Two large display windows look out onto Olneyville Square from a red brick building. It used to be a public library, but the building has since been transformed into Dirt Palace, a self-described “feminist art collective.”

With the display’s nondescript black backdrop and the glare on the case’s glass, distracted passersby might walk past totally oblivious to the screen inside. The changing images on the screen zoom in  — Google-Maps style — on Dirt Palace’s location on the western side of Providence. The screen flashes images of people on a sidewalk, peering into a window. Some look quizzical, and others pose with friends, realizing that the camera is looking at them from behind the glass.

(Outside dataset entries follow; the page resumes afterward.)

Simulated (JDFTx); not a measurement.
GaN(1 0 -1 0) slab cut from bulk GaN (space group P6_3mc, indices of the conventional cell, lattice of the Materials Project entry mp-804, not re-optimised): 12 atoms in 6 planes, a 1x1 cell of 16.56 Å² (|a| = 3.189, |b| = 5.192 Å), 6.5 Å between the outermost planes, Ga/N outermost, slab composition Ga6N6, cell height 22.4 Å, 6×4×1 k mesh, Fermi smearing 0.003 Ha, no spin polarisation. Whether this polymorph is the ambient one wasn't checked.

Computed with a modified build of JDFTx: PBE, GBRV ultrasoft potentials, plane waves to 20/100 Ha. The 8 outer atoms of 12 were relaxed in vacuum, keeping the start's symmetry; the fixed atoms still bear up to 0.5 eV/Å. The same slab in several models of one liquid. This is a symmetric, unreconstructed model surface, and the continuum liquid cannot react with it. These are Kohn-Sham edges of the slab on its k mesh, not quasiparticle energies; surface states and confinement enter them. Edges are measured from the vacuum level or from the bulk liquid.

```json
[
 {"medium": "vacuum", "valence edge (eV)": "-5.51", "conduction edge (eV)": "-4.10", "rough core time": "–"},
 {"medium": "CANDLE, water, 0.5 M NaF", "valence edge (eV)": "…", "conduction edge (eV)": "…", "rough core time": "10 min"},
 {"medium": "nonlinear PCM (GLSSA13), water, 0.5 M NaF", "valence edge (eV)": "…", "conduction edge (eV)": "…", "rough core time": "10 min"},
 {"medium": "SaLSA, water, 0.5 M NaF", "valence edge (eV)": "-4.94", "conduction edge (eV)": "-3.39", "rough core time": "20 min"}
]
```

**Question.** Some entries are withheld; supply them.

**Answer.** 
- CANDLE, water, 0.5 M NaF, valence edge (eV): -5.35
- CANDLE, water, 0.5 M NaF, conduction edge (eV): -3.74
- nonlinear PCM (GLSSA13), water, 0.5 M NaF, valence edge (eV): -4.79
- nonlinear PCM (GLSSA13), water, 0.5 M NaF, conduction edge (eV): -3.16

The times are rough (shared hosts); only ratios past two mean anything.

All these participants have placed their hands inside the white outline of a hand, triggering a sensor behind the glass. The camera flashes, and a few seconds later they are on the screen — and a new part of Dirt Palace’s most recent art installment in its Storefront Window Gallery.

Dirt Palace’s seven members each have studio space in the building for their artwork, a range of media that includes printmaking, film, lace making, writing, puppetry and painting. Each month they select an artist, usually local, to be featured in the gallery.

The window display has been active since the collective was founded in 2000. Dirt Palace looks for art they think will be relevant and fun for its Olneyville audience, said Li Pallas, who helps curate the display. Past displays include a constantly moving flying brain and a “fantasy world” that presents liberation as a theme.

“I mean, how is that not fun?” Pallas said.

Pallas said the collective seeks to bring “art into a community that might be otherwise disadvantaged.” She has a “personal bent” for displays that inspire relationships and community, she said.

This month features the work of Sarah Bearse, a local installation artist.

Bearse adapted her installation from similar pieces she had previously displayed in Boston’s city hall and a Harvard art gallery. While the camera in the Olneyville display responds to movement — a hand in front of the sensor — the camera in the city hall installation responded to noise at a certain volume, Pallas said. Loud voices triggered the camera, which then took a snapshot of the speaker and projected it onto the screen.
The installation “instantly made people feel so violated,” Pallas said, that it was altered after 48 hours to no longer include the still shots.

Bearse’s project was partly a reaction to a culture in which unprecedented amounts of personal information are made public on Web sites like Facebook and MySpace, Pallas said. The display toys with the concept of “playing with these public and private spaces,” she said.

But the project is structured differently in Olneyville than in Boston, since many of the people getting their picture taken put themselves intentionally in front of the lens.
“It ends up showcasing our neighbors,” Pallas said. “I feel like it’s for the community here more than anyone else.”